If there is one thing climbing parents can’t wait for, besides a real good night sleep, is the first time they will get their little ones on the rock. My kids are now in their teens, so I decided to use my journey to help you benefit from the things that went well and hopefully, help you avoid the things that did not go so well.
Every climbing parent dreams of the day their son or daughter will put up the draws for them on their project or become the most reliable alpine climbing partner ever.
The moment you realize you are that much closer to get a new rope gunner.
My goal in introducing my kids to climbing was so that we could go out climbing as a family and hopefully go on road trips together. And because I believe that climbing also teaches a good lesson on setting goals and working through adversity to achieve them, I thought that learning that while having fun on the rock could be good them.
On a trip to Kamouraska
The most important thing we must remember as parents is to make climbing fun and enjoyable for kids. I know sometimes, as grown-ups, we take our climbing objectives very seriously. But for kids it has to be fun. When going climbing with little ones, as with all other outings, you are on their schedule. They may be keen to climb for a couple hours or they may get bored after half a climb; we must remember that as parents, we are playing the long game. We want them to fall in love with climbing and be in it for the long haul. If we impose a rigid schedule of what we think a full day of climbing should be, we will most likely burn them out. It’s OK if our little ones prefer playing in the creek or chasing bugs for a good part of the day while the adults climb. After all, the dirtier they are, the more fun they had, right?!
Keeping them safe in a potentially dangerous environment can not be overstated. Kids do not understand all the objective hazards that climbing entails. It is our job, as parents, to mitigate those risks. Keeping them at a safe distance of the wall when not climbing, having them wear a helmet when on or close to the rock and also choosing a crag that has a mostly flat ground are just a few things I recommend.

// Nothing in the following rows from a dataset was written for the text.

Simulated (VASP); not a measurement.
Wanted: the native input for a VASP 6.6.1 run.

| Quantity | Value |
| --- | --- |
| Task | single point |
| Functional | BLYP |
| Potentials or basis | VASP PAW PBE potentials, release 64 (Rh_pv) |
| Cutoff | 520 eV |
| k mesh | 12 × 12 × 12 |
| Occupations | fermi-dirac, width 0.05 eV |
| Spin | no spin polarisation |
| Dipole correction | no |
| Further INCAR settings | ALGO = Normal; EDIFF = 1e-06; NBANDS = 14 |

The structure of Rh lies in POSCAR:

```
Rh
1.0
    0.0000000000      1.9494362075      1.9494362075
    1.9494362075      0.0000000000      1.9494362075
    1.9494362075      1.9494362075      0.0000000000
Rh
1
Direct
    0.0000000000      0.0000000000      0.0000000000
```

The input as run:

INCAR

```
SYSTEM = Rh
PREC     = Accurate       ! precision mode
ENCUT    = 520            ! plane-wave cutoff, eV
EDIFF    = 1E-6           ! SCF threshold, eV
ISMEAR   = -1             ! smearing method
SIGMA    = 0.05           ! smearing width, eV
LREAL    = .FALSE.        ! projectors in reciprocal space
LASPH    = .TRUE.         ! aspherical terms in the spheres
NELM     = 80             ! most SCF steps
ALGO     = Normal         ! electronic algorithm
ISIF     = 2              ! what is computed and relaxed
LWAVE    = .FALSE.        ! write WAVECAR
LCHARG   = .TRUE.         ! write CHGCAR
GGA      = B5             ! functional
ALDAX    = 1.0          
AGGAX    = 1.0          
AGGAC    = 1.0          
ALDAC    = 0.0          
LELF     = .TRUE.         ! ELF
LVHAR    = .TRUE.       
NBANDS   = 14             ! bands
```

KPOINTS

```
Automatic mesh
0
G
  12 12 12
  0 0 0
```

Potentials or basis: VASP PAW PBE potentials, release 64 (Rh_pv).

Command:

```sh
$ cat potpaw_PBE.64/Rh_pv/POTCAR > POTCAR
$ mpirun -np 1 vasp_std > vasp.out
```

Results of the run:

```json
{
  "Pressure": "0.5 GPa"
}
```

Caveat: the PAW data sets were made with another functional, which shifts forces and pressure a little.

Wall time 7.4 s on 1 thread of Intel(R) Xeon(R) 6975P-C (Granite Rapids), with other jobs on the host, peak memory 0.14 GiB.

Harnesses can be ackward, so one thing we did to make our kids get used to the gear and wearing a harness was to set up zip lines in the backyard, or when we were out camping. They absolutely loved it and then did not have a problem with tying up on the rope when at the crag.
But even if they were fine wearing the harness, the skill that seemed hard for our kids to grasp was sitting in the harness and being lowered. Climbing was fun and kept them focused, but when they reached their high point, they realized how high they were and sometimes became gripped. After one or two "crisis situations", we made them climb up about 2 meters from the ground and allowed them to swing side to side, practicing different position and how they could brace themselves using their legs. Practicing walking backward is also easier to do when close to the ground, where adults can more easily coach the young climbers and help them if needs be.
Climbing equipment for kids
Depending on the height and weight of the child, you may want to get her started in a full body harness. This type of harness has a higher tie-in point and prevents the little climber from flipping upside down. Usually, once kids reach 30 kg, they will transition into a kids sit harness.
Kids climbing shoes are not a must but rubbing running shoes against the rock will destroy any footwear that does not have a protective rubber rand. Kids climbing shoes should be sized to limit heel movement but at the same time should be comfortable for little ones. You can start them in a bigger pair that they’ll wear with socks and remove the socks when their little feet grow. Remember, its all about making this fun and enjoyable for kids, performance shoes can come later.
A climbing helmet is a good idea for everybody, especially kids who are not fully aware of potential dangers like rock falls. Bike helmets are better than no helmets at all, but keep in mind that they are not design or certified to protect the user against falling rocks like a climbing helmet is.
In order to keep your little crusher entertained, make sure to bring a lot of toys, books and snacks. Kids rarely have the attention span to stay focused on climbing the entire day. You will have a longer climbing session if you can manage to keep the little ones entertained while outside. Once they are done with climbing, they may appreciate toys, books or just building dams in the creek.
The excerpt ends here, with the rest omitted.